Community Articles
Find and share helpful community-sourced technical articles
Super Guru


This article will demonstrate how to rapidly launch a Spark cluster on AWS via CloudBreak.

The prerequisites are documented here. Once you have a AWS account and credentials, launching a Spark cluster is simple.

CloudBreak is your command and control center UI for rapidly launching clusters on AWS, Az\ure, GCP, and on prem. Once the UI is up, add your AWS credentials


  • Select AWS as your cloud provider


  • Select the method for authentication.
    • Key or Role. I prefer role but both work well. Click on the help button and follow the directions on how to setup auth for either method.


  • Now that credentials have been setup, cluster creation may begin. Click on "Clusters" on top left and then click on "Create Cluster" on top right


  • Select Advanced on top left
  • Select Credential: Your AWS Credentials
  • Cluster Name: Name your cluster
  • Region: AWS Region
  • Platform Version: HDP 3.0
  • Cluster Type: To run data science and ETL workloads, select HDP 3.0 Data Science blueprint
  • Click Next


  • Choose Image Type: Select Base Image
  • Choose Image: Select Redhat from drop down list


  • Here options are presented to select AWS instance types. If doing this for the first time, the defaults are fine. Click Next


  • Select the VPC this cluster will be deployed to. If a VPC has not been pre-created, CloudBreak will create one. Click Next


  • Clusters launched on AWS can access data stored in s3. Instructions on enabling s3 access is here.

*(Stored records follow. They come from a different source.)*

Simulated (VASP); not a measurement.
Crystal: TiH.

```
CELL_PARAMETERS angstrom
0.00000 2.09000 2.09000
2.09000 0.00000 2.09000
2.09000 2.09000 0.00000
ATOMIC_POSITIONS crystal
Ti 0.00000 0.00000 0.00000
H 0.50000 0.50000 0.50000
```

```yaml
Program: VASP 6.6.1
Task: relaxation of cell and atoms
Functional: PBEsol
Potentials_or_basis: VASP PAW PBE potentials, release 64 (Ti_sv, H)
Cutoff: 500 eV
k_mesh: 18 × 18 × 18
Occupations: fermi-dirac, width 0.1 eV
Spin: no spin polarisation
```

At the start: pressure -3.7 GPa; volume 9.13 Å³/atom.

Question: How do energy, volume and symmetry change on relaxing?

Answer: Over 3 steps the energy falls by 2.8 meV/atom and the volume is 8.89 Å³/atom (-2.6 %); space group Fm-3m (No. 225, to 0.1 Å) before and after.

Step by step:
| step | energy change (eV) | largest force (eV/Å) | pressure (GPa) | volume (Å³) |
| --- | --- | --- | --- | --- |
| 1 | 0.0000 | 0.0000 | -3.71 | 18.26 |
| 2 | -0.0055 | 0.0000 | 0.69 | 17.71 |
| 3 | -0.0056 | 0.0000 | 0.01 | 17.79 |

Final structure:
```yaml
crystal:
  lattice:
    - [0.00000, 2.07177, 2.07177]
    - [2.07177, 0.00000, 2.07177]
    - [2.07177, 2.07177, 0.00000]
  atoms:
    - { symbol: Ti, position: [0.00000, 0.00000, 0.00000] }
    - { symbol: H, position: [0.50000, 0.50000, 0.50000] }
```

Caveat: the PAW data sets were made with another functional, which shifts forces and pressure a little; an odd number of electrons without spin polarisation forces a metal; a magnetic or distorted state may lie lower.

  • Recipes are actions performed on nodes before and/or after cluster install. If custom actions are not required, click next


  • Next option is to configure auth and metadata database. For those just beginning, click next.
  • Knox is highly recommended; however, if running for first time then disable it.


  • Select AWS security group (SG). If SG has not been pre-created CloudBreak will create one.


  • Lastly, enter a password for the admin user and ssh key. SSH key will be required if there is interest in ssh'ing into the nodes.


The cluster may take 5-15 minutes to deploy. Once the cluster is up the Ambari URL will be available. Enjoy!